Sunday, July 29, 2018

EuRoad Trip 2018: Swedish IKEA, Volvo Museum, then Denmark

When I considered the excitement of first visiting a new country, exploring it, then it inevitably becoming time to depart I recalled a poem we read in high school.

"Nothing Gold Can Stay"

Nature’s first green is gold, 
Her hardest hue to hold. 
Her early leaf's a flower; 
But only so an hour. 
Then leaf subsides to leaf. 
So Eden sank to grief, 
So dawn goes down to day. 
Nothing gold can stay.

-Robert Frost

I'm so deep.

Norway was over and we were headed to Denmark next. We had to double back through Sweden to make that happen.

I think we realized this was our last chance to explore a genuine Swedish IKEA.

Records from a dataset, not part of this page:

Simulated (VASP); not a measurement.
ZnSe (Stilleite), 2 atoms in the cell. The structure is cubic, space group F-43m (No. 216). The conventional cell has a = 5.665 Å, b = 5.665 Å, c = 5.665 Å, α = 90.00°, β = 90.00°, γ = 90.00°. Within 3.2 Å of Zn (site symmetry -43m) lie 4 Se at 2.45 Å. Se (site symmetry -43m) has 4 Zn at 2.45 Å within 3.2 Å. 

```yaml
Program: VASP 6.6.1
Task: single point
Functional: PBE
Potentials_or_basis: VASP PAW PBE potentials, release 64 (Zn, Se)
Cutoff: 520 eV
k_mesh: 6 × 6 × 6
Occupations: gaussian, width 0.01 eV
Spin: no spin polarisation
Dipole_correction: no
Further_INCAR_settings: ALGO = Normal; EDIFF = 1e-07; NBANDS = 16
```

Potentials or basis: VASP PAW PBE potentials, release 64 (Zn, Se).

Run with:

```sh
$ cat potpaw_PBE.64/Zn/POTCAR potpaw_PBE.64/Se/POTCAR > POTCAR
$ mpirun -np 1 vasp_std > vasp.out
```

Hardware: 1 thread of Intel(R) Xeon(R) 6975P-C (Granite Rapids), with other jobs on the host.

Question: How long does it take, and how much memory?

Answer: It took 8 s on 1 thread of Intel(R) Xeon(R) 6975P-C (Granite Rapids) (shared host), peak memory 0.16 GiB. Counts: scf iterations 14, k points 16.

It was pretty much the same.

IKEA in Sweden has cinnamon rolls too but they look way better. These have that classy rock salt sugar on them while in the US it's that sugary snot icing. Sad.

We had a snack.

I had hoped that those IKEA hotdogs might have satisfied my fellow travelers but they had only served to stoke the fires in their hearts for processed animal lips and sphincters. "Meat tubes! Meat tubes!" they chanted. I could've sworn I heard one of them sniffing my fingers from the back seat as my hand rested on the vehicle's center console.

I took them to where a hungry family of such distinction as mine deserved to eat lunch: a mall food court.

Nordstan in Gothenburg, Sweden had many mall-like qualities.

For some reason Gourmet Korv, a hotdog restaurant, showed up on our culinary radar. It was pretty good.

Good advice.

It was here that I made a startling discovery. Tom is scared of sauerkraut.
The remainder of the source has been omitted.